Speaker: Dr. Vincent Poor, Dean of the School of Engineering and Applied Science, Princeton

Abstract: Wireless communications is one of the most advanced, and rapidly advancing, technologies of our time. New wireless applications and services emerge on an almost daily basis, and the number of users of these services is growing at an exponential rate. For example, almost half of the world’s population uses cell phones, and this is only one of a dazzling array of wireless technologies that have emerged in recent times. The implications of this phenomenon cut across many aspects of technology and society. This talk will discuss this technological landscape, some of its history and societal implications, emerging developments, and recent research advances underlying these developments.

Wireless: Revolution and Evolution

Speaker Bio: H. Vincent Poor is the Michael Henry Strater University Professor of Electrical Engineering at Princeton University, where he also Dean of the School of Engineering and Applied Science. His research interests lie in the area of wireless networking and related fields. Among his publications in these areas is the book MIMO Wireless Communications (Cambridge University Press, 2007).

Dr. Poor is a member of the National Academy of Engineering, and is a Fellow of the IEEE, the American Academy of Arts & Sciences and the Royal Academy of Engineering of the United Kingdom. He received the 2005 IEEE Education Medal and the 2009 Edwin Howard Armstrong Achievement Award of the IEEE Communications Society.

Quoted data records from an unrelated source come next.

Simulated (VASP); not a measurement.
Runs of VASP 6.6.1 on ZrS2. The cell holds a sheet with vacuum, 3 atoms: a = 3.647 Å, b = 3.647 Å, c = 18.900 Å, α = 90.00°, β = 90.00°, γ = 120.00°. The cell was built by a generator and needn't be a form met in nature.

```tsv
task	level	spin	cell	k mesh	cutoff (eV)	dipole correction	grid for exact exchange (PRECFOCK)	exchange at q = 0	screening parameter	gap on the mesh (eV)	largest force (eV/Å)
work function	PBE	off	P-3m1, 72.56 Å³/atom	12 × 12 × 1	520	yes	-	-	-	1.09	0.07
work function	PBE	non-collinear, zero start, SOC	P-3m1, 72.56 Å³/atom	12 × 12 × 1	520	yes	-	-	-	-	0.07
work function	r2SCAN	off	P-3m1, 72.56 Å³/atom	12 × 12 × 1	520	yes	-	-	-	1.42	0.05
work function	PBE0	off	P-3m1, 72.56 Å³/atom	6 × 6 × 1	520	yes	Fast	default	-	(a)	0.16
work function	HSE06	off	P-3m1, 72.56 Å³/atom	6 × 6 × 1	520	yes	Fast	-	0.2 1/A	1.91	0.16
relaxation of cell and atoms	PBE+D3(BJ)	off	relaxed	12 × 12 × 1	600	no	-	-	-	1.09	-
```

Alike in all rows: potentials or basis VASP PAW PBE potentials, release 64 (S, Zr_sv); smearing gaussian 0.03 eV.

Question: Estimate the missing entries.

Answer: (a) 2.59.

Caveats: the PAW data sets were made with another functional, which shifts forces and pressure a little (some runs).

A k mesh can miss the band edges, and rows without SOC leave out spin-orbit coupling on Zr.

The Armstrong Memorial Lecture Series

This series of lectures offered by the Department of Electrical Engineering at Columbia University in New York is named in honor of Edwin Howard Armstrong, 1890-1954, a pre-eminent electrical engineer, who through his extraordinary inventions, FM radio among them, contributed immeasurably to the advancement of wireless communications and broadcasting. He spent his entire career in the department - first as a student and later as a professor.